Pitt engineering students study Chartiers Creek pollution
One of my responsibilities with the University of Pittsburgh's Civil Engineering Department is coordinating of our senior design projects program. In their final semester, seniors are required to participate in a semester-long team design project. Ideally these projects are based on real world problems, constraints and data.
The final class is a day-long colloquium in which each team spends an hour presenting its results to a large audience of students, faculty, family members, and visiting engineering practitioners. This year's colloquium was particularly impressive and I am proud of the students and their accomplishments.
Perhaps the most impressive of this semester's projects came from a team of environmental engineering students who studied a problem of great interest to me – abandoned mine drainage pollution of Chartiers Creek.
They selected two nearby sources – Scrubgrass Run and Woodville – and designed a practical, cost-effective system to remediate them.
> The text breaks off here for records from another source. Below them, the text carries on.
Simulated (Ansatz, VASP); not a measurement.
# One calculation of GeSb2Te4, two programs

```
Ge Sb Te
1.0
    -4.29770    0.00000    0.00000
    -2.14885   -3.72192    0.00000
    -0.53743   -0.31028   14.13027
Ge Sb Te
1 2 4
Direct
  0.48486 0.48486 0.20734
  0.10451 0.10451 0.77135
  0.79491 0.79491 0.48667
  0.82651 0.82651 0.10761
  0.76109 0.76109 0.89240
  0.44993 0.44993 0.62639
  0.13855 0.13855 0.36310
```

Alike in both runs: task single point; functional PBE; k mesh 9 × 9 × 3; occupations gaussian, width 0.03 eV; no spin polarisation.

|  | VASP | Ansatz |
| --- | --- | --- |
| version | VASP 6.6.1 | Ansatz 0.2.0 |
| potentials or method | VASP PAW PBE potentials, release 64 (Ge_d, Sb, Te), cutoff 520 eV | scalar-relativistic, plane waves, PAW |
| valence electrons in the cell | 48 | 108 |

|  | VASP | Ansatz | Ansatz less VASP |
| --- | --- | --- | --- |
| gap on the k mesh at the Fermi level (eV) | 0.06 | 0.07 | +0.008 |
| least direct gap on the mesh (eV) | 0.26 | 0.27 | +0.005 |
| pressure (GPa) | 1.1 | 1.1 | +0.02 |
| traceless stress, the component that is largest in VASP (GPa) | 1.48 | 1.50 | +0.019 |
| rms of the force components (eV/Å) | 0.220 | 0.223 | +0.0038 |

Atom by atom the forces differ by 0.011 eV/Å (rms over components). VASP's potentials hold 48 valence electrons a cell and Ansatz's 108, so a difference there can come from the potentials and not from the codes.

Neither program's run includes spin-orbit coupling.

The team proposed to capture the discharge from the two sources, totaling about 400 gallons per minute, and transport it in a system of pipelines to a 3-acre site near the confluence of the old creek channel and the current one, just south of Heidelberg. The discharge goes into the settling ponds, traveling over a series of weirs to introduce enough oxygen to convert the ferrous iron to ferric. Several days of retention time in the settling ponds and wetlands should be sufficient to remove almost all of the solids.
The other projects, equally impressive, included the complete geotechnical design for a commercial/light industrial complex, design of a six-level parking garage on the Pitt campus, design of a double-switchback ramp linking the Duck Hollow hiking/biking trail with the rest of the city, relocation of the access ramp on to the Parkway East at the Squirrel Hill Tunnel entrance and design of a workable potable water treatment system for an indigenous village in Panama.
Our faculty is deservedly proud of the senior design program and the students who pass through it. Every effort is made to motivate the students to apply the skills they have acquired to real-world problems they have not previously encountered and to develop innovative solutions to the problems.
My continued optimism about the future is reinforced by my observation of this group of very special young people. They are admirably equipped to make a positive contribution to our society and to all the different cultures that make up our world.